Q: How long have you been a Chef? Where did you start and how did you get to where you are now?
A: I have been a Chef for about 11 years. I started out in culinary back in 2007 as I entered culinary school right out of the Navy. I worked a few jobs up in Virginia before moving back to Florida in 2009. I then started Baking & Pastry School at Keiser University here in Tallahassee. After finishing Baking & Pastry school, I worked quite a few wonderful jobs as Assistant Pastry Chef, Head Baker or Pastry Chef. I’ve been all over the place from Jupiter Island Club in Hobe Sound, Florida to Denali Princess Lodge in Alaska, Grandfather Country Club in North Carolina, Westchester Country Club in Rye, NY and Devon Yacht Club in the Hamptons. After I stopped traveling to work, I moved back home to Quincy, FL. 

 

Q: How long have you been working at the Tucker Center?
A: I started here in the fall of 2016. 

 

Q: What is your favorite thing about working at the Tucker Center?
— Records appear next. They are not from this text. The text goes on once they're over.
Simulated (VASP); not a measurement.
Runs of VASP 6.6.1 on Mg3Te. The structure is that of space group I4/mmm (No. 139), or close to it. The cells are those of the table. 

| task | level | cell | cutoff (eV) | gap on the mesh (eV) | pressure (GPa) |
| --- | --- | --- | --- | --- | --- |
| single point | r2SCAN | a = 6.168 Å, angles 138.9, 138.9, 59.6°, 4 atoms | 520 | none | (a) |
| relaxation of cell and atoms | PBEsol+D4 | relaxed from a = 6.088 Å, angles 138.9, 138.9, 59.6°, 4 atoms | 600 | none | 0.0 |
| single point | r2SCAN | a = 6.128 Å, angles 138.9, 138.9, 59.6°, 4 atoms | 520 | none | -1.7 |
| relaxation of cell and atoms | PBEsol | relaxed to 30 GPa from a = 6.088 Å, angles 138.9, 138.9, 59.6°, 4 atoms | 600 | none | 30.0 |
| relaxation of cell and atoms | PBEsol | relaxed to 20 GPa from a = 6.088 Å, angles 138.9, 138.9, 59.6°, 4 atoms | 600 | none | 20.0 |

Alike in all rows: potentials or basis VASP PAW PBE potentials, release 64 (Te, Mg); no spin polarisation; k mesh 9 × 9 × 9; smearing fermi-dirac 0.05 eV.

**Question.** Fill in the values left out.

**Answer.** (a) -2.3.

A: The atmosphere during basketball games. Great place to be. I also love working with the Men’s and Women’s basketball teams.

 

Q: Give us some examples of what you offer at the Spotlight Grille? 
A: We have a full bar. We have food stations where we serve wings with a variety of house made sauces, we have loaded foot long hotdogs, burgers and hot plate options. We also have a salad bar, vegetarian and gluten-free options. 

 

Q: What do you consider your specialty/ favorite thing to make?
A: Bread. I love making bread. My doughnuts are also great.

 

Q: The Spotlight Grille is open before and during many events, what kind of experience can we expect dining here?
A: We have the best view in the building. Our restaurant has about 10 televisions, great food, great bartenders, great cooks and you get to see and get to know us on a personal level. Once you come to Spotlight Grille, you will become a lifelong family member.